RADIO / Psyche stripped publicly
'MISS, MISS]' The little boy was anxious to get Miss Sidebottom's attention. She was asking her class of eight-year-olds about Cupid and Psyche and he wanted to speak. Eventually she relented: 'What, Adam?' In tones of aggrieved innocence he announced, 'I was away'. Only a moment later, when he was told to take Eve's hand and grumbled about it, did his name send out messages.
This tiny scene came from the week's cleverest piece of radio, Psyche (R5), a short play by Sarah Woods. It was set in Room 9 of the Tate Gallery, and narrated by the voice of the psyche of Psyche, as painted by G F Watts. She is inspected by the infant class doing myths, by a stern old Scottish mother teaching her son about dangerous women who cannot contain themselves, by Ron, a knife-wielding Psychepath, and by Mr Hall's sixth-form group.
These iconoclasts are doing a 'Representations of Women' project, which Jason's dad considers pornographic. Jason himself recognises one of the pictures from a tea towel, but is unencumbered by any of the curiosity that sent his namesake adventuring. Poor, anorexic Emma is the only one in the group who really understands Psyche and explains her to little Eve, who begs to go straight home and never, ever to be 18. The play was half an hour of haunting, intricate, subtle magic.
This kind of drama was pioneered by Louis MacNeice, who was the subject of the last of the excellent series Radio Lives (R4). It included snatches of the superb work he produced for the BBC during and after the war. Fast-moving, freewheeling, and intensely poetic, they made me long to hear the full versions.

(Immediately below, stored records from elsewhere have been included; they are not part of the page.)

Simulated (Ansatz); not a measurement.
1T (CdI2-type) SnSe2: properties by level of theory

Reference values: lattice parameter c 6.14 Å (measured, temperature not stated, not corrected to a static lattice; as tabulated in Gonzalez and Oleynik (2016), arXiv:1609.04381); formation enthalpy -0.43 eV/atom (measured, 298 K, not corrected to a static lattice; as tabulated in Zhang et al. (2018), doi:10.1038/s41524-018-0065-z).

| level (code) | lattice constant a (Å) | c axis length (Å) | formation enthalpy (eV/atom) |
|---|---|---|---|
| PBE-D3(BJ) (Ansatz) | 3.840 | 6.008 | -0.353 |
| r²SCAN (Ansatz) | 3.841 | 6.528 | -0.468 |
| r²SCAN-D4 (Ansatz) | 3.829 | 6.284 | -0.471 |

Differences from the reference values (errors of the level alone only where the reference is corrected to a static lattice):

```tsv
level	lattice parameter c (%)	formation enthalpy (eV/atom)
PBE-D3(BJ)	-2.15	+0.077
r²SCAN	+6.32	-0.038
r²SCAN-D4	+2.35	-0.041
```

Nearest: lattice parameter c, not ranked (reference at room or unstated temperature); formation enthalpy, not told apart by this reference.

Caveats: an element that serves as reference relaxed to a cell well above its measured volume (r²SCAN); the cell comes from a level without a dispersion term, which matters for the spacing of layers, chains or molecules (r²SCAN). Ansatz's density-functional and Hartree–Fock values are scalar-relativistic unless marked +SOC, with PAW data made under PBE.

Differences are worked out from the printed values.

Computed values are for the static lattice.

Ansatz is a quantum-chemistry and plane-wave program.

Personally, MacNeice reminded several people of an intelligent horse. The memories of Nancy Spender, his early love, will be material for archive-miners for years. Interrupting herself with muttered asides, she said ringingly, 'he was very festidious, impeccably dressed (although he had this awful brown suit, can't help that, but still . . .) - never a hair out of place - could be seen occasionally doing it, which one would rather not think of, but still . . .'
This Should Be My Wedding Day (R4) provided a different angle. Elizabeth Ryan's play told the story of Megan, a Yorkshire girl at Oxford who falls for the son of a television gardener. It should have been a marriage made in the Garden of Eden, as she loves horticulture herself, but the boy's father is not what he seems. He is a Polish war hero whose life has made him into a vicious sadist. When he tries to seduce Megan, the son finally gives way and stabs his father. Tense and gripping, full of hinted horrors among the antirrhinums, it was the sort of afternoon play that makes you scorch your ironing in dreadful anticipation. Wonderful.
On Woman's Hour (R4), the bandleader Carla Bley revealed that her beloved only daughter had decided to become a waitress and leave her mother to look after herself. She defused the poignancy with a wry comment: 'Oh, what a confession. Hope no one's listening.' We were, Ms Bley, but we understand.